Hungry during the afternoon when restaurants and grocery stores are closed in Provence? Then head up to the top of Ménerbes for the most delicious quiche for just five euros! If you want to splurge, you can spend seven euros and get salad with your quiche.
There are two choices—either quiche Lorraine or quiche Provençal—along with a selection of croissants, pain au chocolat, and biscuits to choose from.
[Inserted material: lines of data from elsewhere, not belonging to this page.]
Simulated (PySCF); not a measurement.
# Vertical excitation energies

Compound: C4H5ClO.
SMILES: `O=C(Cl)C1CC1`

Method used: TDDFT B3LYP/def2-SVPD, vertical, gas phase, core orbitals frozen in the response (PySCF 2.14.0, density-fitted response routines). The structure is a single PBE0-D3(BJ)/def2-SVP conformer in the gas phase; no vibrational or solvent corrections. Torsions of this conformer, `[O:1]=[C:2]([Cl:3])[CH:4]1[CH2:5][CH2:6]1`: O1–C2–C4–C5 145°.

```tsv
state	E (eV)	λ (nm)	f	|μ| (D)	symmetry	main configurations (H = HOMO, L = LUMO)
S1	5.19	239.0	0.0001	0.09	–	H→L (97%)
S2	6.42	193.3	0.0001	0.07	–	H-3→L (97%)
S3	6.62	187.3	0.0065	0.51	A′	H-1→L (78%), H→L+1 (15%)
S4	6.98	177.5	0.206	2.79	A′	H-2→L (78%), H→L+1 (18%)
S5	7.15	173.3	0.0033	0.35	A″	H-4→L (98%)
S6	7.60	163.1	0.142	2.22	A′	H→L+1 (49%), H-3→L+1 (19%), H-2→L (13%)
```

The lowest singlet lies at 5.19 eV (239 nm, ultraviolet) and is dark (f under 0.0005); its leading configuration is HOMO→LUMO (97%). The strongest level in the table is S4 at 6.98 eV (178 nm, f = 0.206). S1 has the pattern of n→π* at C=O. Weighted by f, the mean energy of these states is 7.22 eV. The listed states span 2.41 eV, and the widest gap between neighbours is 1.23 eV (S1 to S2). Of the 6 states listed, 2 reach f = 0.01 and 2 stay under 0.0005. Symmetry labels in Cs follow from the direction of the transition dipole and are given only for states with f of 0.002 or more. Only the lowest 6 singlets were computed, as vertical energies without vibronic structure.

After two weeks of frequenting Chez Auzet, I guess we were accepted as locals. Each day, we saw the owner cooking omelettes and other delicious looking dishes for his family. So on our last day there, my husband decides to ask if he can have an omelette even though it is not on the menu. A young cook of the family who was cooking that day says, “OK.” My husband asks for champignons, but the cook says, “No champignons.” He comes back in a few minutes and says, “We have onions.” So for just five euros, we receive an award-winning onion omelette from a kitchen that looks like it is right out of a cooking school.
Little did I know till now, the owner, Gerard Auzet, has been a famous baker for quite some time. He had a bakery in Cavaillon with a cult following for years, which was written about by Peter Mayle in his first book. Because the bread was that good, Mayle and Auzet joined together in publishing a book all about breadmaking called Confessions of a French Baker.
The village of Ménerbes, where Chez Auzet is now located, is a village of dreams. Here is some of what you will see as you make your way up the hill to this salon de thé.
I know I write a lot about omelettes. But the French omelettes are just that good! So soon I’ll have to tell you about the 42-euro omelette. Yikes!